Graph Processing: Tricks
Heuristic Code Switch, Delay Update, Speculation, Approximation and More
ATC15: GraphQ: Graph Query Processing with Abstraction Reﬁnement
(Single node out-of core) Quey can be done on partial graph. This paper partitions the graph and find answers first in subgraphs. If we are lucky to have a correct ouput, it stops. If not successful, it merges partitions (add back missing edges) and goes back to check. To enjoy better luck/performance and avoid whole-graph degradation, the attempts are guided by a smaller abstraction graph.
ASPLOS12: Green-Marl: A DSL for Easy and Efﬁcient Graph Analysis
Domain Specific Languages (DSL) has one (and maybe only one) intrinsic weakness-lack of generallity (that is what Specific means). DSLs share 2 other important advantages: 1. Programmability. You can stays within the programming model, focus on the algorithms and forget about the implementation details like boosting parallelism or handling communication 2. Performance. One would be amazed at this, because common sense informs us that another layer of abstraction often brings about overhead. It is not true: DSL is superiror to hand written lower level code, because you are free to play with the compiler and do high-level domain-specific optimizations.
architecture-independent: loop fusion, definition hoisting, . architecture-specific: selection of parallel regions. domain-specific: edge flipping.
VLDB16: Using Domain-Speciﬁc Languages For Analytic Graph Databases
ATC16: Load the Edges You Need: A Generic I/O Optimization for
Disk-based Graph Processing
This papers works on out-of-core graph systems to reduce the amount of disk IO (Challenge 2 stated in previous post). It observes that as graph algorithms converges to the end, some edges no longer contribute to updating vertex value and thus render useless. Previous work can skip an edge partition if every edge in it is not useful, but that is way too coarse-grained. It proposes dynamic edge partition.
HPDC16: Efficient Processing of Large Graphs via Input Reduction
Althought it is also a reduction technique, it targets in-memory (single node) architecture. The whole processing is divided into 2 phases. The first phase computes on a transformed subgraph in the hope tht the second phase can take advantage of these results and executes faster.

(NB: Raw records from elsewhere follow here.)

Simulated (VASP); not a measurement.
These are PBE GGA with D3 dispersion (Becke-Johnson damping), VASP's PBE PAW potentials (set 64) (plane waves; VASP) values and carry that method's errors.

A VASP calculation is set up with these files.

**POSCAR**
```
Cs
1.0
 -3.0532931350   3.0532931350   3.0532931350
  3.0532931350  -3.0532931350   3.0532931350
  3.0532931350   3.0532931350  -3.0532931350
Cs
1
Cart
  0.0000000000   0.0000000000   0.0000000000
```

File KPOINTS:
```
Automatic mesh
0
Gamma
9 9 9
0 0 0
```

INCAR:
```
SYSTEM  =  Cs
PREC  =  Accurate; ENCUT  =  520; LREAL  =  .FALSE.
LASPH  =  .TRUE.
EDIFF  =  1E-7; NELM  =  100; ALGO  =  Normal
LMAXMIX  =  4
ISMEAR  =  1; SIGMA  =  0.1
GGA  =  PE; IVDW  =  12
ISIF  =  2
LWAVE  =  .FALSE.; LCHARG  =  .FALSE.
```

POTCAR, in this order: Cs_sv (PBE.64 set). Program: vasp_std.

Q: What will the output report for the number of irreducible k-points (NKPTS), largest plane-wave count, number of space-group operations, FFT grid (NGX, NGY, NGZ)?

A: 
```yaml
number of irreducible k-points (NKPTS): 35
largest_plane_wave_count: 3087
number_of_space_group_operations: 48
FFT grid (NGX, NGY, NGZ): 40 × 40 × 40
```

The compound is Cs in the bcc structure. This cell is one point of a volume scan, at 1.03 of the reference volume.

The essensial part of this paper is about how the transformation are choosen and applied. The author proposes 6 styles of legal transforms. All of them are simply combinations of operations, like adding, deleting, merging vertexes and replacing edges. By heuristic, they preserve path/connectivity strcuture of the original graph. If we want approximate results, some requirements can be relaxed. For different applications, we choose corresponding tranforms that will not violate program correctness.
The claims are convincing and this input reduction concept is promising. My only concerns are that some reduction parameters (e.g. to what extent?) need careful tuning (sound very impractical) and otherwise will not have such experiment results.